Whose name is it anyway?

What’s in a name? Potentially, quite a lot apparently. Especially some of the more iconic names associated with Scotland’s landscape and history. It seems that the National Trust for Scotland has been getting a bit twitchy about the opportunities for commercial exploitation. Trouble is, that while NTS may have been acting with the best of intentions, they forgot to tell the people who live in these places that their communities’ names were being registered as trademarks.


The Herald

SCOTLAND’S leading conservation charity is trying to register the names of two of the country’s most historical locations as trademarks in a bid to protect the sites against commercial exploitation.

The National Trust for Scotland’s application to register Glencoe and Glenfinnan has sparked concern over how the move will affect local communities.

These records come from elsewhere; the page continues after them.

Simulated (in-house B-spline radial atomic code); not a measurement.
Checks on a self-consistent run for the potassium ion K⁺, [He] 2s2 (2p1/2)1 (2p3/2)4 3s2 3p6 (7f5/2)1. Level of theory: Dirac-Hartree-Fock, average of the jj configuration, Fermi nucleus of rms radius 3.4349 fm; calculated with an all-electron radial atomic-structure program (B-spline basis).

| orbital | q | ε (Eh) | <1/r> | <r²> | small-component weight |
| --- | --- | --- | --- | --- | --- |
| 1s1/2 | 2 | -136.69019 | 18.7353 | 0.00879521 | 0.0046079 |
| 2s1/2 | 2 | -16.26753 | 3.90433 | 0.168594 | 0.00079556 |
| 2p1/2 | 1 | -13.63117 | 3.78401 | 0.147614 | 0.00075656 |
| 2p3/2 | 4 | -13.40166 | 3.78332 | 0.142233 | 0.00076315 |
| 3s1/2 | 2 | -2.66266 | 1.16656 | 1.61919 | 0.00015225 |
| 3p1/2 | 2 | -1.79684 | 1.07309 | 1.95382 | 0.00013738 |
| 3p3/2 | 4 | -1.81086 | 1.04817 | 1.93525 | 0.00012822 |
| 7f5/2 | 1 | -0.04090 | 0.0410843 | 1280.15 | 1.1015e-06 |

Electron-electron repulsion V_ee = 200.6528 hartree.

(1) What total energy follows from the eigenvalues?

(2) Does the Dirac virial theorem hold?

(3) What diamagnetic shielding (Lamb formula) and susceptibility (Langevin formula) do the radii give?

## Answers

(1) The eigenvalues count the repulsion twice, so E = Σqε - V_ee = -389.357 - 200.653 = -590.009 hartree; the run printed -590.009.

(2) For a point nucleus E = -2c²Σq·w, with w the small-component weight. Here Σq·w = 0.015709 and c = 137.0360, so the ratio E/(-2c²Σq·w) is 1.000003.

The organisation has stressed that it is to protect the beauty spots against any attempt by businesses with no local, or sometimes even Scottish, connections to exploit their commercial potential.

But community leaders in both locations said they knew little or nothing about the NTS move and how a trademark might restrict local commercial life.

Alister Sutherland, chairman of the Glencoe and Glen Etive Community Council, said: “It is not widely known the NTS is doing this. When it is known, I would think there will be local concern. For a start the NTS only owns part of Glencoe. There are several other significant landowners.

“We are having a community council meeting on Wednesday night and this issue is not as yet on the agenda, but I will be raising it under Any Other Competent Business (AOCB).”

A local businessman, who wanted to remain anonymous, said: “We just don’t know how this might impact on us using Glencoe in our promotional material for example.”

Duncan Gibson, a local hotelier who is also chairman of Glenfinnan Community Council, said: “I knew nothing about this at all. The community council would certainly want to learn more, and be kept in the loop.”

Three years ago there was major row between the NTS and the Western Isles Council when it emerged that the local authority had registered St Kilda as a trademark.

The charity said at the time that trademarking a geographical place name (owned by the NTS) set a “disturbing precedent”, however subsequently a cordial accommodation was reached.

Like St Kilda, Glencoe is known the world over. It is the site of the infamous massacre in February 1682 of the MacDonalds, on the orders of the Scottish Government.

Meanwhile Glenfinnan was where Bonnie Prince Charlie raised his standard in August 1745 at the head of Loch Shiel. The NTS has a monument to the event there, a lone kilted highlander atop 60ft high column.

More recently the Glenfinnan viaduct also gained international recognition as the dramatic film setting for the Hogwarts Express which carried Harry Potter off to school.

An NTS spokesman said the charity already held trademarks for sites as the Battle of Bannockburn, the Soldier’s Leap at Killiecrankie and Culloden, the scene of Prince Charlie’s defeat in 1746.

He added: “We have recently made applications to register the names ‘Glencoe’ and ‘Glenfinnan’ as a trademarks.

“In recent years, practice in the trademark registries affecting Scotland has changed and it has become apparent to us that other parties, often based outwith Scotland, have registered trademarks or sought to register marks over place-names for some of the key heritage locations owned by the Trust.

“After much thought, we consider that it is more appropriate for the Trust to hold these marks given our long-standing obligations to care for and protect these places.

“The alternative is to risk rights over these names being acquired by commercial organisations with interests that may not align with those of the Trust’s conservation and charitable purposes, nor with the wellbeing of local residents and businesses.”

He said registering the trademarks would “categorically not hinder” the use of the name by local businesses which wished to refer to their geographic location or to businesses which had already been trading with the place names. They would have accrued prior rights.  

However, it would give the NTS “the right to protect the names in respect from inappropriate exploitation or use by parties who are not located in or near these places”.

He added: “Holding these trademarks gives our charity the chance to make the most of these special places in terms of marketing, increasing public awareness of the site itself and the Trust’s role in caring for them, hopefully resulting in more support for our charitable cause and in attracting visitors, who in turn contribute to local economies.”